Wrong Again, This Time on Pmarca

Marc Andreessen says that a startup’s initial business plan doesn’t matter that much.  I disagree.  He says the plan doesn’t matter because you’re doing something new in an uncertain world.  I say, on the contrary, that the plan might be worthless, but planning is essential — and you can’t have planning without the initial plan. I said that in this blog just two months ago, in Business Plans Are Always Wrong. “Planning means starting with the plan and then tracking, reviewing progress, watching plan vs. actual results, correcting the course without losing sight of the long-term destination.”

I don’t know Marc Andreessen, but I know of him.  He’s one of the most successful entrepreneurs in history.  A co-founder of Netscape, who just sold Opsware to HP for $1.6 billion.  I don’t like disagreeing with someone who’s been so obviously right so often, but what’s up with this?

I don’t believe he doesn’t respect planning.  After that contentious lead paragraph, he implies the importance of  planning process in the follow-up:

“And you will probably have to rapidly evolve your plan — possibly every aspect of it — as you go.

(The military has a saying that expresses the same concept — “No battle plan ever survives contact with the enemy.”  In this case, your enemy is the world at large.)”

Actually what the military says is the famous quote from Dwight D. Eisenhower, general and president, who said “Plans are worthless.  Planning is essential.”  That’s what I’ve been saying, and I bet, if we could ask him, that’s what Marc Andreessen meant.

I think I know what’s happening here.  Find a group of adults who were all straight-A students in school, and asked them whether they studied hard.  They’ll all say no, they didn’t, they played instead of studied.  Do you believe them?   It’s not cool to have studied in school, especially when you can just claim you didn’t have to.  Is it just me, or is it suddenly not cool to be planning?  We had the whole thing about Twitter not having a plan last week (my previous post) and now Marc Andreessen saying  that the initial plan doesn’t matter that much.

I don’t think he’s really advocating not planning, and I don’t think he’d disagree with the importance of the complete planning process, which is, ultimately, management.  If that’s what he meant, I wish he’d said so.

— Tim

Comments

  • Stephen Paul Weber says:

    I think Andreseen's post clearly shows that planning is important, but that WHAT you plan is not ultimately important, rather what is important is that you be ready to change the plan.

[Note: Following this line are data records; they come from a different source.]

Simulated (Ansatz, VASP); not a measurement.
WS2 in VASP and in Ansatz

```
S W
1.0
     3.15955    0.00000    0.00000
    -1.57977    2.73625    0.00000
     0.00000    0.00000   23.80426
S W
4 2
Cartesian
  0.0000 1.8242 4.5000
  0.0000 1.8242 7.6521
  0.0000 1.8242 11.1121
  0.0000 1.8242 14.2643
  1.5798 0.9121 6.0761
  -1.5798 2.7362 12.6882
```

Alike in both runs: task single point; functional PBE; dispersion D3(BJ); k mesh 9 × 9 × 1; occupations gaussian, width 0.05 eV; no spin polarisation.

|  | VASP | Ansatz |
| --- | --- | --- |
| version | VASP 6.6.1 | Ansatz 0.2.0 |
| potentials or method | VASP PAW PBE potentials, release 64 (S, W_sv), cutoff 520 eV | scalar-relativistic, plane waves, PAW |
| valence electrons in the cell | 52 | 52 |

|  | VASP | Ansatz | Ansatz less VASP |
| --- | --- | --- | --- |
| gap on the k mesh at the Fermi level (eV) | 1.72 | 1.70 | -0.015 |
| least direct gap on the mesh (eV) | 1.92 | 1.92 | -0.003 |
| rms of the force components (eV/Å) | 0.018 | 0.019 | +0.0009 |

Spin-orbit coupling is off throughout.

    You seem to mostly agree 😉

  • David Scott Lewis says:

    Twitter has a plan, but it's only 160 characters!!

    Actually, Twitter should start preparing a "Going Out of Business Plan."

  • Stefan Töpfer says:

    Hi Tim,

    I agree with Marc on this, maybe you want to think about a 300% turnover increase in a month, that is the reality we dealt with in the late 90's as ISPs.

    Having a plan is good, wasting too much time on it bad and expecting it all to be different is good. So even in your own post you agree that "Plans are worthless", at least to a degree.

    ST

  • Eddie says:

    I think Marc could have said something about the importance of being directionally correct. Are you aiming your target in a space that is going to likely grow over time or are you just randomly shooting? Lucky accidents do happen once in a blue moon but I bet that any businesses with long term success are those who have people behind them with vision (I would argue that Steve Jobs all along has been a visionary even though people especially in Silicon Valley — a very incestuous place oft full of jealousy and bickering — were writing off Jobs after he started NeXT. But if it weren't for NeXT then Apple would have be where it is at today.

  • Edwin Khodabakchian says:

    Hi Tim,

    This might depend on the stage the startup has reached. In the very early days, the key if to reach product/market fit: most of the time (if not all the time), the initial idea and entrepreneur has and what ends up getting customer traction are not the same. To reach the product/market fit, you need to listen, experiment, iterate very fast. Progress is not necessarily linear. There is value in keeping the planning to the minimum: design, prototype, pitch, iterate. Over planning and tracking gives you the false sense that you are in motion and help you accelerate…just to realize you are not sure what direction you are heading and if you are getting closer to the goal.

    Once you reach the product/market fit, planning becomes key because at that point it is all about scaling, execution and coordination among a much larger group of people.